Asking rents have stalled in capital cities after a spike in investment property purchases pushed up supply in the rental market.
In cities where home and apartment prices have risen, the slowdown in rental growth has led to yield depression in the past year.
Rental growth for houses was flat in most cities in the September quarter and fell in some areas for units, research from Domain Group showed.
Property lending for investors has been at a record high, with broker firm AFG saying investors made up almost half the new loans processed in NSW last month and more than 30 per cent in the other states.
Foreign investment has also boosted the number of homes available to rent.
The rental market has become more affordable for tenants in Canberra and Perth as landlord returns fall.

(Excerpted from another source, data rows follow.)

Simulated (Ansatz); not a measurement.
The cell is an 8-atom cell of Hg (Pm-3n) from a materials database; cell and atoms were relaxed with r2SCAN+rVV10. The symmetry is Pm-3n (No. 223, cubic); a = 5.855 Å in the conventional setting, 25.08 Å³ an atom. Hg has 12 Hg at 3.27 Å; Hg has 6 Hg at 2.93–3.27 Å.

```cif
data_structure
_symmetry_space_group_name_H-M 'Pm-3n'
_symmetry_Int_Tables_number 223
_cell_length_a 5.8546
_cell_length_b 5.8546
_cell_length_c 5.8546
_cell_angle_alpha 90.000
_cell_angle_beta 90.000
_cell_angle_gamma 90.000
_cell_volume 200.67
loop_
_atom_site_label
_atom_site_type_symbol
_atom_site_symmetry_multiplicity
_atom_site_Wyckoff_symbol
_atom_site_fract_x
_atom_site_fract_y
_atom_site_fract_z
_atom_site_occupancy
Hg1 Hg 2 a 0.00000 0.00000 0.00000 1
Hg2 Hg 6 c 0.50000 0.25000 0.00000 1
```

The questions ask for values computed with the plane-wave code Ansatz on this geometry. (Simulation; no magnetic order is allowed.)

Asking rents were down six per cent in Perth to $395 for units and $450 for houses.
In Canberra, rents have fallen to $380 a week for units and $450 for homes.
Yields for homes have dropped more than six per cent in both cities compared with the 2013 September quarter.
Unit yields have also dropped more than six per cent year-on-year to 4.52 per cent.
In Melbourne, where apartment supply has continued to grow, yields remained steady at 4.55 per cent for units and fell 3.6 per cent for houses to 4.12 per cent.
Melbourne’s median asking rent for a home is $380 a week and $370 a week for units.
Despite a slowdown in Darwin property, the rental market is still tight and the median asking rent for a home is $660 a week – the highest in the country, followed by Sydney at $510.
Sydney has been the country’s strongest-performing residential property market for the past year.
Investment lending and construction has surged but rents have held steady as demand is still strong.
Yields, however, have compressed because of the consistent rise in property values.
In the past year, year-on-year yields for Sydney houses fell 6.9 per cent to 4.1 per cent but were steady in the past quarter.
“Although we’ve seen a pause in rental growth over the September quarter, demand will continue to put upward pressure on rents in Sydney,” Domain Group senior economist Dr Andrew Wilson said.